Information about Tkinter can be obtained from a variety of sources, such as Fredrik Lundh, An Introduction to Tkinter (PythonWare: http://www.pythonware.com/library), New Mexico Tech’s Tkinter Reference (http://www.nmt.edu/tcc/help/lang/python/docs.html), Python in a Nutshell, and various other books.

You have some Tkinter applications, each with a single top-level window, and want to organize them as panels in a tabbed notebook with minimal changes to your original applications’ source code.
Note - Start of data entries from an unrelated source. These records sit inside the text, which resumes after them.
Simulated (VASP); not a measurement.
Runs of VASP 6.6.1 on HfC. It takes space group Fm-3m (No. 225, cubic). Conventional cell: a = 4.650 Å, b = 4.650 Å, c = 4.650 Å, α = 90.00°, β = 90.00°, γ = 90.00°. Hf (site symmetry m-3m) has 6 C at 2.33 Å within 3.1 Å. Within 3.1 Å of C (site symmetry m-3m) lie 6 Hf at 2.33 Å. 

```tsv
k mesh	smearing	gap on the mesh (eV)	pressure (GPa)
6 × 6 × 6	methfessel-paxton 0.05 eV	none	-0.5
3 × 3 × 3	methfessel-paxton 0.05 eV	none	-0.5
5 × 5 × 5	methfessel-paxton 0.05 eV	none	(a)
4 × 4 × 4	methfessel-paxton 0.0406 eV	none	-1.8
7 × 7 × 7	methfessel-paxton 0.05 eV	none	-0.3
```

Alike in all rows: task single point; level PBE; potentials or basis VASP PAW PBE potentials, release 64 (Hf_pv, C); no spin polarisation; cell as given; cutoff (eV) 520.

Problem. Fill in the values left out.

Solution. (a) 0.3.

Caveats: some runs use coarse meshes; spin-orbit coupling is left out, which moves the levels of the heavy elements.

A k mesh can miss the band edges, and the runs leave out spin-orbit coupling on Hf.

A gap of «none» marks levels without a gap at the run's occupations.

A simple widget class can implement a notebook with all the features we need, including all possible orientations and the ability to add and switch frames (panels) at will:

from Tkinter import *
class notebook(object):
    def _ _init_ _(self, master, side=LEFT):
        self.active_fr = None
        self.count = 0
        self.choice = IntVar(0)
        if side in (TOP, BOTTOM): self.side = LEFT
        else: self.side = TOP
        self.rb_fr = Frame(master, borderwidth=2, relief=RIDGE)
        self.rb_fr.pack(side=side, fill=BOTH)
        self.screen_fr = Frame(master, borderwidth=2, relief=RIDGE)
        self.screen_fr.pack(fill=BOTH)
    def _ _call_ _(self):
        return self.screen_fr
    def add_screen(self, fr, title):
        b = Radiobutton(self.rb_fr, text=title, indicatoron=0,
                        variable=self.choice,
                        value=self.count, command=lambda: self.display(fr))
        b.pack(fill=BOTH, side=self.side)
        if not self.active_fr:
            fr.pack(fill=BOTH, expand=1)
            self.active_fr = fr
        self.count += 1
    def display(self, fr):
        self.active_fr.forget( )
        fr.pack(fill=BOTH, expand=1)
        self.active_fr = fr

Just save this code as a notebook.py module, somewhere on your Python sys.path, and you can import and use it in your apps.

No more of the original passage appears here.